Floquet multipliers and the stability of periodic linear differential equations: a unified algorithm and its computer realization

TL;DR

This paper introduces a unified algorithm for computing Floquet multipliers to assess the stability of periodic linear differential equations across discrete, continuous, and hybrid systems, along with a computer implementation.

Contribution

It provides explicit formulas for Floquet multipliers and a computer program for stability analysis of second-order systems on various time scales, unifying and extending prior methods.

Findings

Explicit expressions for Floquet multipliers derived.

Algorithm applicable to discrete, continuous, and hybrid systems.
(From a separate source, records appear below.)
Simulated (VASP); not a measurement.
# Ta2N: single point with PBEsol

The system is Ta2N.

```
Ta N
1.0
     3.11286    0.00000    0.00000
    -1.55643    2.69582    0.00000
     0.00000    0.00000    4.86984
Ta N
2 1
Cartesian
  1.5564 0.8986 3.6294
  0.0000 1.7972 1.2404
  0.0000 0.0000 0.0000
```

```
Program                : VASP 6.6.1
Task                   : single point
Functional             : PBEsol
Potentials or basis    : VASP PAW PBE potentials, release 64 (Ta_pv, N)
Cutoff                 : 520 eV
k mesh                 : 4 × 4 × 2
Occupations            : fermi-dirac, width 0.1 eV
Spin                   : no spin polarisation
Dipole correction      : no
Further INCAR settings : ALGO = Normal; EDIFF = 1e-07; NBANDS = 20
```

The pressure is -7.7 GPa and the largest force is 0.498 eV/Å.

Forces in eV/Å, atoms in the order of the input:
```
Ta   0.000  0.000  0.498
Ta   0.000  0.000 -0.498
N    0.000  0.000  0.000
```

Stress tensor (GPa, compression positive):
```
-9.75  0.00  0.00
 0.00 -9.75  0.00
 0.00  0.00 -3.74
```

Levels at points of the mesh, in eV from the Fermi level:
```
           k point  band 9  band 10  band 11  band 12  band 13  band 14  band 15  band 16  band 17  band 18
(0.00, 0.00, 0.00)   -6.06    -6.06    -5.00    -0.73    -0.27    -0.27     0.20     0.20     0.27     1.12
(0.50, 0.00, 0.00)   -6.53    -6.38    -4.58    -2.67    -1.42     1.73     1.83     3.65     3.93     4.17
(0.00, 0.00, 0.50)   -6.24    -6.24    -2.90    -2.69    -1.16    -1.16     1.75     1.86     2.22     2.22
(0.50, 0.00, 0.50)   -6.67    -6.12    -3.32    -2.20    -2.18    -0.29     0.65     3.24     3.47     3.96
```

Computer program accurately determines system stability.

Abstract

Floquet multipliers (characteristic multipliers) play significant role in the stability of the periodic equations. Based on the iterative method, we provide a unified algorithm to compute the Floquet multipliers (characteristic multipliers) and determine the stability of the periodic linear differential equations on time scales unifying discrete, continuous, and hybrid dynamics. Our approach is based on calculating the value of A and B (see Theorem 3.1), which are the sum and product of all Floquet multipliers (characteristic multipliers) of the system, respectively. We obtain an explicit expression of A (see Theorem 4.1) by the method of variation and approximation theory and an explicit expression of B by Liouville's formula. Furthermore, a computer program is designed to realize our algorithm. Specifically, you can determine the stability of a second order periodic linear system, whether they are discrete, continuous or hybrid, as long as you enter the program codes associated with the parameters of the equation. In fact, few literatures have dealt with the algorithm to compute the Floquet multipliers, not mention to design the program for its computer realization. Our algorithm gives the explicit expressions of all Floquet multipliers and our computer program is based on the approximations of these explicit expressions. In particular, on an arbitrary discrete periodic time scale, we can do a finite number of calculations to get the explicit value of Floquet multipliers (see Theorem 4.2). Therefore, for any discrete periodic system, we can accurately determine the stability of the system even without computer! Finally, in Section 6, several examples are presented to illustrate the effectiveness of our algorithm.